Ș

Ș

Ș

Latin letter S with comma


S-comma (majuscule: Ș, minuscule: ș) is a letter which is part of the Romanian alphabet, used to represent the sound /ʃ/, the voiceless postalveolar fricative (like sh in shoe). S-comma consists of an s with a diacritical comma underneath it, and is distinct from s-cedilla.

Appearance of comma (upper row) and cedilla (lower row) in the Times New Roman font. Note that the cedilla is placed higher than the comma.

History

S with "half moon" beneath ("s subnotamus signo mediae lunulae") proposed as a letter in the Buda Lexicon. Note that the form is reversed from the modern version, resembling a small C.
S-cedilla, T-cedilla and a cedilla illustrated with a comma in Ortografia limbei române published by the Romanian Academy in 1895.
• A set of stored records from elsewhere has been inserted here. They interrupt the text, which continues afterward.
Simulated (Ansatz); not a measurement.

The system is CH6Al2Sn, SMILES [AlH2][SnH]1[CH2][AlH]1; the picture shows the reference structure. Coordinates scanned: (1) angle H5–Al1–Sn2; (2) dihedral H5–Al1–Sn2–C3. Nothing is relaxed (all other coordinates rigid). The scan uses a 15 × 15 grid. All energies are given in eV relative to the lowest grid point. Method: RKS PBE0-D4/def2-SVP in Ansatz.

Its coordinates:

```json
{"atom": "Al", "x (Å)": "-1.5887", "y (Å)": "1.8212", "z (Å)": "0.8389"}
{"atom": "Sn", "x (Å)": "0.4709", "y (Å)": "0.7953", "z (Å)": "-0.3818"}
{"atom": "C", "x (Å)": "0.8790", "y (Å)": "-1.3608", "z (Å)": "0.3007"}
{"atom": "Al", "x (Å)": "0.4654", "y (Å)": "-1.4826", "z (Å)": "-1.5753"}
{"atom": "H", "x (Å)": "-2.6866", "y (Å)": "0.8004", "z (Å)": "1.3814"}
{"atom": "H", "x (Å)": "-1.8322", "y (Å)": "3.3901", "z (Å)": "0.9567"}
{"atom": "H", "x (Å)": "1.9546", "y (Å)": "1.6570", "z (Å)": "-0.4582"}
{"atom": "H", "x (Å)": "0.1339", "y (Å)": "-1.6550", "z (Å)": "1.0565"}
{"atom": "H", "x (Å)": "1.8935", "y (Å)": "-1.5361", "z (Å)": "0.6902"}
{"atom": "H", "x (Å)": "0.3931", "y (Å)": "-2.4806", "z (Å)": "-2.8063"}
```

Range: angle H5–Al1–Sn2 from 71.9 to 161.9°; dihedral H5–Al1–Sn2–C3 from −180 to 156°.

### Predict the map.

The letter was proposed in the Buda Lexicon, a book published in 1825, which included two texts by Petru Maior, Orthographia romana sive latino-valachica una cum clavi and Dialogu pentru inceputul linbei române, introducing ș for /ʃ/ and ț for /ts/.[1]

Unicode support

S-comma was not initially supported in early Unicode versions, nor in the predecessors like ISO/IEC 8859-2 and Windows-1250. Instead, Ş (S-cedilla), a character available since Unicode 1.1.0 (1993), was used for digital texts written in Romanian. In some contexts, like with low-resolution screens and printouts, the visual distinction between ș and ş is minimal. In 1999, at the request of the Romanian Standardization Association [ro][citation needed], S-comma was introduced in Unicode 3.0. Nevertheless, encoding for the S-comma was not supported in retail versions of Microsoft Windows XP, but a later European Union Expansion Font Update provided the feature. While digital accessibility to S-comma has since improved, both characters continue to be used interchangeably in various contexts like publishing.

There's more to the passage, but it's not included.